The two fell out midway through the litigation, however, and each wound up accusing the other of outlandish schemes including trying to sabotage the underlying case.
LCG’s lawsuit says Callagy and boyhood pal George Prussin of Legal Capital Group entered into a business relationship in the 1990s.
Operating under names including The Law Funder, Jaguar Strategies, Leopard Trading and LCG, Prussin lent money to Callagy and others to pursue a wide range of litigation including a tangled international battle for the proceeds of lawsuits over the 2006 crash of Siberia Airlines Flight 778 in Irkutsk, Russia, which killed 125 passengers, including several Americans.
That case involved a large cast of characters familiar to anyone who follows the world of high-stakes personal injury litigation including legendary Texas lawyer Benton Musselwhite, a Mexican law firm partly owned by a non-attorney who reportedly made tens of millions of dollars recruiting plaintiffs from plane crashes and other disasters around the world, and the Internal Revenue Service.
Also familiar is the mix of lawyers and outside funders who front them the cash they need to line up clients, hire expert witnesses and prepare for trials that can yield spectacular verdicts.

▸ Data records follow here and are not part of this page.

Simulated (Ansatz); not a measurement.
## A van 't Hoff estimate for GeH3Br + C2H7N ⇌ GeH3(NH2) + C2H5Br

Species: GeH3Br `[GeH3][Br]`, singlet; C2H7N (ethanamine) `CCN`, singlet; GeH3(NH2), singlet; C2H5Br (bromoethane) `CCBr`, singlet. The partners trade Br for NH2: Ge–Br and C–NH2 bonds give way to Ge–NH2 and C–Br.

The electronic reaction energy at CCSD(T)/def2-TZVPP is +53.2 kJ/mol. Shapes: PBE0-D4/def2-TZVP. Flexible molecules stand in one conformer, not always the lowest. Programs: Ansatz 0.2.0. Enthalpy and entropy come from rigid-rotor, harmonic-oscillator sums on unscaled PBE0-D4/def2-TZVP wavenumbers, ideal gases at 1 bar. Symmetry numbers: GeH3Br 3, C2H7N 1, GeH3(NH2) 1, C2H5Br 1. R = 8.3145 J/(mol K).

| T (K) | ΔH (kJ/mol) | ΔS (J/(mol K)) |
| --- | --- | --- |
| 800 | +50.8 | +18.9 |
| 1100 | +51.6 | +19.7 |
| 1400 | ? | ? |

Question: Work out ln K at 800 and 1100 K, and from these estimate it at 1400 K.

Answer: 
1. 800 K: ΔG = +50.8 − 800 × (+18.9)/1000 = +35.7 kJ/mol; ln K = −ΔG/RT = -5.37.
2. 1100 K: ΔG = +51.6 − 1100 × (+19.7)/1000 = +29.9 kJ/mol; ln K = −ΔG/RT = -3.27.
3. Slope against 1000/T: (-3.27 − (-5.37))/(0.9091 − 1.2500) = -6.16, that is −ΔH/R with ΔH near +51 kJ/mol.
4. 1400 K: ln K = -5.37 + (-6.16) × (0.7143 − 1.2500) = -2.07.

The relationship is now frayed, and LCG is seeking a return on the investment made to Callagy, whose motion to dismiss makes these arguments:
-Callagy and Callagy Law are improperly named as defendants, as they shouldn’t be grouped with SRC LLC;
-The claim for breach of the covenant of good faith and fair dealing should be dismissed because it is based on the same alleged conduct as the breach of contract claim;
-LCG is not entitled to an accounting of Callagy’s personal injury cases funded by LCG, calling an accounting a remedy and not a cause of action; and
-The “frivolous” $18 million demand must be stricken as impertinent.
“In any event, there is no mathematical world in which $441,000 becomes $18 million in seven years at a 4.99% per annum rate, compounded monthly,” the motion says.
“To the contrary, for $441,000 to become $18 million in seven years, the interest rate would have to be approximately 54%, a rate that is plainly usurious.”
The interest rate is actually called a “growth factor” for this agreement. Litigation funders claim their products are not loans because they don’t recover anything if the plaintiff doesn’t recover anything. Courts have recently agreed, despite different regulations in Colorado and South Carolina.
If the product isn’t a loan, it is not subject to usury laws, funders have argued.